Saturday, October 01, 2011

Tinker Tailor Soldier Spy

I went into this film pretty much blind, with the knowledge that it had received universal praise from reviewers. I have to admit I expected it to be a cold war spy thriller, and while, technically, it is that, what it truly is is a slow, cold character study of the ruin caused by spying on the character's lives. On some level one could even call it a satire of Spooks.

The film opens fairly excitingly, with a spy sent off to get information on a mole, and a mission gone wrong. We then see Control (I was never clear as to whether this was his code name, or had the greatest spy name ever) get ousted, along with George Smiley, played by Gary Oldman. The film then takes several minutes to show Smiley's empty, dull retirement. During which period, there is absolutely no dialogue. Smiley does not utter a word throughout all of this, his face offering very little as he settles into a routine without life.

If one had, as I had, been expecting a spy thriller, even a classic one, one could easily be disappointed. This is not a film that paces itself up to modern standards. It takes its time, and it feels like quite a while until Smiley finally goes into action. But as a character study, its terrific. As the story unfolds, you see everyone's lives unravel. Even those with more exciting backgrounds, like Tom Hardy or Cumberbatch's character, find themselves ruined by contact to spying.

One of the key speeches is given by Oldman, recollecting what he had said to Kara, the name for the head of the Russian spies. In it he outlines the dangers of the life they lead, and the emptiness of alleigance. It was meant to be persuading Kara, but its clearly depicting Smiley's feelings on the matter.

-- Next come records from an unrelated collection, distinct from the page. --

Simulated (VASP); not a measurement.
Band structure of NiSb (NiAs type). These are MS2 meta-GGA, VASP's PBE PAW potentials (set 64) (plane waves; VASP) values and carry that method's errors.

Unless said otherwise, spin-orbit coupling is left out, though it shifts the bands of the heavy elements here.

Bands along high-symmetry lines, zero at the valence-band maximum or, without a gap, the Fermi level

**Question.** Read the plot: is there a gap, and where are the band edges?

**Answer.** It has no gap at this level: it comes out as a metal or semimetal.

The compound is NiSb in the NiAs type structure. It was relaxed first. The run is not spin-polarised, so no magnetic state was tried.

There are some great performances here. John Hurt as Control is hilariously angry, Tom Hardy is just blindingly charismatic, and Oldman is of course brilliant. The plot is not what will keep you going here. The denoument is understated, and fairly predictable, and there are some weird turns (seriously, owl murder? What?) along the way. But as a taking apart of the spy lifestyle as heroic or exciting, its spot on.